XML documents on the run, Part 3

How do SAX2 parsers perform compared to new XMLPull parsers?

In Parts 1 and 2 of this three-part series, I explained both push- (Simple API for XML 2 (SAX2)) and pull-style XML parsers. The pull-side story continues to change rapidly, so, as promised, I'll update you on the latest developments. These include the new Common API for XML Pull Parsing, or XMLPull, announced earlier this month. (Talk about hot off the presses!)

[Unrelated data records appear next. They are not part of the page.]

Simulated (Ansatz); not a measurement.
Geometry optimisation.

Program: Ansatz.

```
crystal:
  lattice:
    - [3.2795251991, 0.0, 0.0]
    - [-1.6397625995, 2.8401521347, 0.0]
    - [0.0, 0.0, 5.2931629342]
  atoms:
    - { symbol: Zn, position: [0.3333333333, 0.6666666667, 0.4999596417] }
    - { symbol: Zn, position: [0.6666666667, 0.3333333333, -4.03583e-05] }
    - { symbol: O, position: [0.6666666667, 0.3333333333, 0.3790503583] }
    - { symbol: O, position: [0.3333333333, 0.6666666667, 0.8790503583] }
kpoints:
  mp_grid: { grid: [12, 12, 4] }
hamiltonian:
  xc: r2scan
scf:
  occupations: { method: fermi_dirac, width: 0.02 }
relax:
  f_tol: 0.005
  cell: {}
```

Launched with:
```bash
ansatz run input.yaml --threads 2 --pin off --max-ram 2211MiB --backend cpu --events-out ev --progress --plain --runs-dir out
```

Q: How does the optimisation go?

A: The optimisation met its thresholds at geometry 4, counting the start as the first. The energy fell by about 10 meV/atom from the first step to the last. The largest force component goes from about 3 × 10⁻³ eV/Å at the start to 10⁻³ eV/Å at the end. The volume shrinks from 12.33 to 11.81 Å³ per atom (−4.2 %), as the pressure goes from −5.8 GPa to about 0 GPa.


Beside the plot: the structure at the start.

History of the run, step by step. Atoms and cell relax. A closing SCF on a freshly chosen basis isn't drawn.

Read the whole "XML Documents on the Run" series:

But that's not all: In Part 2 I left loyal readers hanging on performance differences. Pull parsers offer some big ease-of-use advantages compared to SAX2, but can they measure up to SAX2's industrial-strength performance? You'll find out in this article's second half in which I show performance tests pitting five top SAX2 parsers against two new XMLPull parsers.

XMLPull

Just this month the ringleaders from the two leading pull-parser implementations announced XMLPull. Stefan Haustein from the kXML project and Aleksander Slominski from XPP3 (XML Pull Parser), both feeling that the lack of a common API hindered wider pull parsing adoption, began work on XMLPull in December 2001. The resulting API reflects their substantial experience, drawing from their respective projects to produce an approach that works well for a wide range of applications.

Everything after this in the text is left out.